By Zhong Sheng,
A delegation of over 40 members recently paid a virtual visit to China regarding the destruction of Japan’s abandoned chemical weapons (ACWs) in China.
The delegation included Director-General of the Organization for the Prohibition of Chemical Weapons (OPCW) Fernando Arias, as well as diplomatic envoys or representatives from a number of countries to the OPCW.
During the visit, all the participants were briefed by China and Japan on the overall situation and destruction progress of Japan’s ACWs in China, and took a virtue visit to Haerbaling, Dunhua, northeast China’s Jilin province, the largest burial site of Japan’s ACWs in China.
The delegation agreed that Japan’s ACWs in China must be destructed as early as possible and said it would work for the early realization of “a world free of chemical weapons.”

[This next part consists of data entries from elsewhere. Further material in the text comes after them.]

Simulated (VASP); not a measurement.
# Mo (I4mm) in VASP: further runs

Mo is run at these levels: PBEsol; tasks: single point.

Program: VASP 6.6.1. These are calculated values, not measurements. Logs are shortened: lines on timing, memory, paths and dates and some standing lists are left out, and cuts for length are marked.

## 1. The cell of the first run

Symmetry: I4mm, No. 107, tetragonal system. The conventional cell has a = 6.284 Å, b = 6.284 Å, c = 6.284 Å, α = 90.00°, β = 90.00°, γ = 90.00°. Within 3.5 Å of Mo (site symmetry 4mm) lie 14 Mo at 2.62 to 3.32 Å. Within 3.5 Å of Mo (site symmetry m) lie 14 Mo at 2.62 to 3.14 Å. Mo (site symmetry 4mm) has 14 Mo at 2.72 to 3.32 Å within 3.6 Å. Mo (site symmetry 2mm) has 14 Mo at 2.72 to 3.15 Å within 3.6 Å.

Japan employed a huge amount of chemical weapons during its aggression against China. To cover its crimes, it buried many of the chemical weapons on the spot or threw them into rivers and lakes before it surrendered.
Today, Japan’s ACWs are found at over 120 sites in 18 Chinese provinces, autonomous regions and municipalities. It is estimated that around 330,000 pieces of such weapons remain buried in Haerbaling alone. Both the range of the burial sites and the number of the ACWs are astonishing.
Japan’s ACWs are one of the monstrous war crimes committed by Japanese militarists. They have long threatened people’s lives and health, as well as ecological security in relevant regions in China.
To comprehensively, completely and thoroughly destroy Japan’s ACWs in China and eradicate the poisonous legacy of Japanese aggression is a solemn promise made by the Chinese government to the Chinese people, as well as an implication of the victorious outcome of the World Anti-Fascist War.
Since 1990s, China has launched negotiation with Japan over the destruction of Japan’s ACWs in China. In 1997, the Chemical Weapons Convention (CWC) came into force. Under the efforts of China and the support of the international society, the CWC stipulates that the abandoning state party shall provide all necessary financial, technical, experts, facility as well as other resources to destroy the ACWs.
Under the strong pressure from politics, legal documents and public opinion, Japan had no choice but to admit its crimes. In 1999, China and Japan signed a memorandum on the destruction of chemical weapons abandoned by Japan, which marked the official start of the destruction work.
However, the destruction process didn’t go very well.
According to the CWC, Japan should’ve destroyed all its ACWs before 2007, but the process has been significantly delayed as Japan was not paying enough attention to the matter and lacked investment. So far, Japan has only excavated and recovered over 90,000 items of the weapons and destroyed more than 60,000. This is clearly not satisfying for the Chinese people and the international society.
Japan has never provided China with complete and accurate information about its ACWs. Both the total amount and specific locations of Japan’s ACWs in China still remain unknown today. These weapons have been buried for decades and caused huge soil pollution in China, but the Japanese side refuses to fulfill its responsibility.
This year marks the 50th anniversary of the normalization of China-Japan diplomatic ties, which provides an important opportunity for the two sides to review history and shape the future together.
The issue of Japan’s ACWs tests whether Japan can face up to history. It is also a touchstone that tests whether the country can make contributions to regional peace, stability and
Japan should see clearly that saying one thing and doing another on the issue of ACWs will not work. The Chinese people will never let it go as long as Japan’s ACWs in China are not completely destroyed.
The CWC has been implemented for 25 years. It’s a common aspiration of the international society to solve the issue of ACWs at an early date and realize “a world free of chemical weapons.”
Japan should show the political will to fulfill its international obligations and the political courage to redress its historical crimes, and earnestly increase input to completely and thoroughly eliminate the harm of ACWs as soon as possible and return a clean land to the Chinese people.
(Zhong Sheng is a pen name often used by People’s Daily to express its views on foreign policy and international affairs.)